STOCKHOLM (Reuters) - Chinese-owned automaker Volvo Car Group said on Friday it had received the long-awaited approval to begin manufacturing in China at its plants in Daqing and Zhangjiakou.
The Sweden-based company is banking on strong sales of locally-produced Volvos in China, the world’s biggest car market, to help it reach ambitious sales targets and secure its future in the highly competitive autos industry.
Volvo, which expects to sell 200,000 cars in China by 2018 compared with just under 42,000 last year, was granted a manufacturing license for its Chengdu plant in June but was still waiting for a green light regarding its other plants.
“Volvo Cars’ full Chinese industrial footprint, including Chengdu, has been approved,” the company, owned by Zhejiang Geely Holding Group Co. GEELY.UL, said in a statement.
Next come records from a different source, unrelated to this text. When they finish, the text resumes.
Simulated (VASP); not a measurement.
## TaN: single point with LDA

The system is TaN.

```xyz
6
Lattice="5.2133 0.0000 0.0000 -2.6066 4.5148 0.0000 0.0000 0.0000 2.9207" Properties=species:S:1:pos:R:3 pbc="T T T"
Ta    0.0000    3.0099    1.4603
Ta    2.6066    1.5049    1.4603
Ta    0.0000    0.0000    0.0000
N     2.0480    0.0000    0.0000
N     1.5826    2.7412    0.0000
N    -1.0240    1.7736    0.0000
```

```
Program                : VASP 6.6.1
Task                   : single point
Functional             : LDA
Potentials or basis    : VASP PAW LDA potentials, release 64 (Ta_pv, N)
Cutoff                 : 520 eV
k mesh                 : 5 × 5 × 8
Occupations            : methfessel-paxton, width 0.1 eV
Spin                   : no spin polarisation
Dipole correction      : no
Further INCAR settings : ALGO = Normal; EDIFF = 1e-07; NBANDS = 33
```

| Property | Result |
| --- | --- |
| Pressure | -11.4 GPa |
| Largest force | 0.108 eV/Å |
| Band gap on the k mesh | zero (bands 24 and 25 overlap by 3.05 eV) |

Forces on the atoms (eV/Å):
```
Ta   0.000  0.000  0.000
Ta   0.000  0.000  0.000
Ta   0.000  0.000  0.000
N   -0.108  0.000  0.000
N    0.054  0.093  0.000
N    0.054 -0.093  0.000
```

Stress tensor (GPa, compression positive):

The company, whose owner is also the parent of Hong Kong-listed Geely Automobile Holdings Ltd. (0175.HK), has been aiming for rapid growth in China to underpin a sales target of 800,000 cars by 2020, but so far progress there has been slow.
Outlining the time table for its Chinese production, the company said it expected serial production to begin in the fourth quarter at its Chengdu plant while the assembly plant in Daqing would become fully operational next year.
The engine plant in Zhangjiakou would begin operating in coming months and will supply both Chengdu and Daqing, it added.